Long-time readers of my blog will know that I am obsessed with backups and with keeping control over data that belongs to me. For example, in additional to a comprehensive backup system I built myself, I have an archive of (legally obtained) music files and movies because I don’t trust any of the cloud music and video apps to preserve my access to them, and my family’s photo / video archive is stored on a Synology NAS in my basement rather than in Google Photos or any other cloud photo app.
When it comes to social media, however, this starts to break down. Most of the for-profit social media sites make it somewhere between difficult and impossible to regularly, automatically export your data and save it in a format you’ll be able to use later. They usually have a process for requesting an archive of all the data they have about you, but it’s usually cumbersome and slow and can’t be automated, and there are frequently limits on how often you can use it.
But there is good news! When I migrated recently from Twitter (ugh!) to Mastodon, I was delighted to discover that Mastodon has a public API that anyone can use, that said API exposes nearly all of my data, and that someone else had already written a tool for exporting it called mastodon-archive
.
In addition to this being useful for maintaining control over your data, it is useful in two others ways:
- If you have your Mastodon account set up to auto-delete old posts, which many sites encourage their users to do, you can retain copies of those posts in your archive for future reference.
- If you’re having trouble finding something you posted at some point in the past because full-text search in Mastodon isn’t great, you can load the archive file into a text editor and search through it to your heart’s content.
After spending a bit of time playing with mastodon-archive
, I found it lacking a few features that were important to me, so I modified the tool to add those features, and the maintainer of the tool was kind enough to accept my patches, so the code I added will be present in the next release. Here’s what I added:
- I added a
--quiet
command-line option which tells the script not to generate any “normal” (non-error) informational output while it is archiving, so that it can be run from a cron job without generating emails when everything is working fine. - Similarly, I added a
--suppress-errors
command-line option when archiving media files which tells the script not to complain when it can’t download a particular media file because it’s just not there. - I taught the script how to download and archive the lists of users I’ve muted, the list of user’s I’ve blocked, and the private notes I’ve added to the profiles of my follows, followers, muted users, and blocked users (it currently isn’t possible to download all private notes, a deficiency which I hope will be fixed in a future release).
Given all that background information, here’s what I’m doing to regularly archive the content from my Mastodon account. If you care about maintaining control of your data as much as I do, you might want to consider doing something like this yourself.
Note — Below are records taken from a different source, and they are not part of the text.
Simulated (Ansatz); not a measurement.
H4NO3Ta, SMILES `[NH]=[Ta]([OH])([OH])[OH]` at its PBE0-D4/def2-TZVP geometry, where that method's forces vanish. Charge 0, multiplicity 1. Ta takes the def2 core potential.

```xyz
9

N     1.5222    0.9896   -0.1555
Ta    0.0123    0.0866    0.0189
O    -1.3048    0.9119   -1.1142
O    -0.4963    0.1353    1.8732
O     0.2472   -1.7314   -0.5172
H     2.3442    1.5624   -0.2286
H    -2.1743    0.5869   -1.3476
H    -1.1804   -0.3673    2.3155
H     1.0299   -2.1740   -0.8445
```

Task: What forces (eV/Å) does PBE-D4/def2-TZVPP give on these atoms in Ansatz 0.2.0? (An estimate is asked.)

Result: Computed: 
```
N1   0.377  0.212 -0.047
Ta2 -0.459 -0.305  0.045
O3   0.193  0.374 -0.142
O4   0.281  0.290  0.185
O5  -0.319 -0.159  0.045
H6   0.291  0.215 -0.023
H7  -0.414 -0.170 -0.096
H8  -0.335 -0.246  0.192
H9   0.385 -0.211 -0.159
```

(These instructions assume you know how to install Python packages and set up cron jobs. Explaining how to do these things is outside the scope of this article.)
First, install the mastodon-archive
utility referenced above. Once the next version after 1.4.2 is posted on PyPI, you can install from there. Until then, you should install from the Github repository to get my changes, e.g., “pip install https://github.com/kensanata/mastodon-archive/archive/main.zip
“.
In the directory on your local machine where you want to download and archive your data regularly, run “mastodon-archive login user@host
“, where “user@host” is your Mastodon username and hostname.
Create a shell script which looks something like this (you need to fill in “[user@host]” and “[archive-directory]” with your Mastodon username and hostname and the directory in which you just ran the mastodon-archive login
command:
#!/usr/bin/env -S bash -e
# -*- mode: sh; sh-shell: bash; -*-
quiet=--quiet
suppress=--suppress-errors
while [ "x$1" != "x" ]; do
case "$1" in
--verbose|-v)
shift
quiet=
suppress=
;;
*)
echo "Unrecognized argument \"$1\"" 1>&2
exit 1
;;
esac
done
accounts="[user@host]"
cd [archive-directory]
for account in $accounts; do
mastodon-archive $quiet archive --with-followers --with-following \
--with-mutes --with-blocks --with-notes $account
for coll in statuses favourites bookmarks; do
mastodon-archive $quiet media --collection $coll $suppress $account
done
done
(Note that there are additional archiving options you may wish to specify; see the documentation for the script on its home page for additional information.)
Create a cron job to run the shell script regularly. For example, I have this cron job set up to run it at midnight every night:
0 0 * * * PATH=/usr/local/bin:$PATH $HOME/src/scripts/mastodon-archive-cron
Make sure the directory you’re archiving into is being backed up by whatever you have set up to back up your data in general.
Et voila! If you ever lose access to your Mastodon account, either because your server goes down or because you get banned or whatever, you will have a recent copy of your data to facilitate starting over without losing everything.